Even though most of us put it off, checking and repairing your reels right now is the best way to avoid tackle failure during the coming season. Spinning-reel maintenance, for example, is fairly simple. Make sure you’ve got the parts-schematic drawing that came with your reel. If not, you can usually find such drawings online with an Internet search. Use a light oil such as 3-in-One brand and a waterproof grease such as Super Lube. And above all, avoid the cardinal sin of overlubing, which attracts dirt.

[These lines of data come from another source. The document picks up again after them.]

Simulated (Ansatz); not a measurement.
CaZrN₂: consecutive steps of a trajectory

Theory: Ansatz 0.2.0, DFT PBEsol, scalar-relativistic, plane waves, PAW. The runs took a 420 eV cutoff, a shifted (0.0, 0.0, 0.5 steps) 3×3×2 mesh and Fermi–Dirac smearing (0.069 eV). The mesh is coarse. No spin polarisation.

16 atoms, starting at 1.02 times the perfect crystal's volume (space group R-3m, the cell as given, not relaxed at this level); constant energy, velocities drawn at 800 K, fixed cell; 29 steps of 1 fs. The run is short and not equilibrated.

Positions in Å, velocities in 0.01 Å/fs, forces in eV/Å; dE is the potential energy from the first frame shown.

Check the reel for overall function. It should crank smoothly without binding or grinding, and the bail should close cleanly with a sharp snap. Test the line roller by sliding a toothpick against it. If the roller binds, disassemble it, and clean and oil the bearing or bushing underneath it. Lightly oil the pivot points on each end of the bail. If the bail still binds, it’s probably bent. Try to correct this by gently hand-bending. Next oil the handle, the anti-reverse switch, the bushing or bearing where the crank joins the body, and under the screw cap on the opposite side of the crank axle.
Remove the spool and disassemble the front drag. Wipe out the inside of the spool. Now check the manufacturer’s specs. Most drag systems with synthetic washers (like Teflon) are designed to run dry. Others (typically those with feltlike washers) take just a whisper of waterproof grease stroked into the fabric. Leather drag washers should be lubed with neat’s foot oil. Once reassembled, the drag should turn smoothly at both light and heavy settings. If not, get new washers from the manufacturer.
Lightly spray the entire reel (but not the line) with WD 40 and wipe it dry with a soft cloth. Make sure to leave the drag backed all the way off so the washers aren’t compressed during storage. And if the line on the spool is last year’s, replace it. Even premium line isn’t very expensive, and if you’re chintzy now, you’ll be sorry later when the old stuff breaks.